Study finds 69 percent of US embassies use Twitter
The majority of U.S. embassies now use Twitter, a sign of the aggressive push by the State Department to bring diplomacy into the social media age.
According to a new analysis from the Sunlight Foundation, 121 U.S. embassies have Twitter accounts and 54 do not. The study, conducted through March 2012, was released about year after the State Department began a concerted effort to shift digital resources into social media. The State Department abandoned static websites in favor of platforms such as Facebook and Twitter last year and began sending packets of approved communication overseas composed of suggested photos, tweets, posts and discussion points.
The survey also noted that many embassies tweet in the language of their country. The State Department last year began regularly translating content pushed to embassies into six major languages, including Arabic, French, Spanish, Russian and Chinese.

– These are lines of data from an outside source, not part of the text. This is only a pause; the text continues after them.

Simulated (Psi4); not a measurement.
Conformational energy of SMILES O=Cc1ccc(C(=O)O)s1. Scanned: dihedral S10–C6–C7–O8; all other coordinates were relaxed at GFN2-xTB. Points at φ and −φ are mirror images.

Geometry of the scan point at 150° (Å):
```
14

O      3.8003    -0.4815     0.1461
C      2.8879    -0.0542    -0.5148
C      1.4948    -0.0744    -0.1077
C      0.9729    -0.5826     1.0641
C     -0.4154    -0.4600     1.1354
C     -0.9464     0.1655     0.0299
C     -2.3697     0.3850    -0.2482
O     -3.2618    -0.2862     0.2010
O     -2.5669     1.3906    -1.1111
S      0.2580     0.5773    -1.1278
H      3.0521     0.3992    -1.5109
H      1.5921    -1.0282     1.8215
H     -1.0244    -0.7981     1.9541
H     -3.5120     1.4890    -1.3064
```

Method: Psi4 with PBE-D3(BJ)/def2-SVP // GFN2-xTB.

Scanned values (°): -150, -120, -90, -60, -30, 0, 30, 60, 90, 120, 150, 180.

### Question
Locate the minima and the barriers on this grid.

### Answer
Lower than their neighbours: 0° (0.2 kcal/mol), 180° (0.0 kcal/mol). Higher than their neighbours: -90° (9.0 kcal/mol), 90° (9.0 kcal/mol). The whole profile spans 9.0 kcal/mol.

The transparency watchdog also compared its findings to rankings for the relative level of freedom in other countries done by Freedom House. Twitter has often been cited as a mark of freedom and has been used as a tool by rebel citizens under oppressive regimes to help organize an uprising. The Obama administration indicated its intention to take digital suppression seriously last month with an executive order authorizing sanctions and visa bans against those abusing human rights through information technology such as cellphone tracking or Internet monitoring.
The Sunlight Foundation found what analysts described as a “weak correlation” between embassies that tweet and the level of freedom ranked by Freedom House.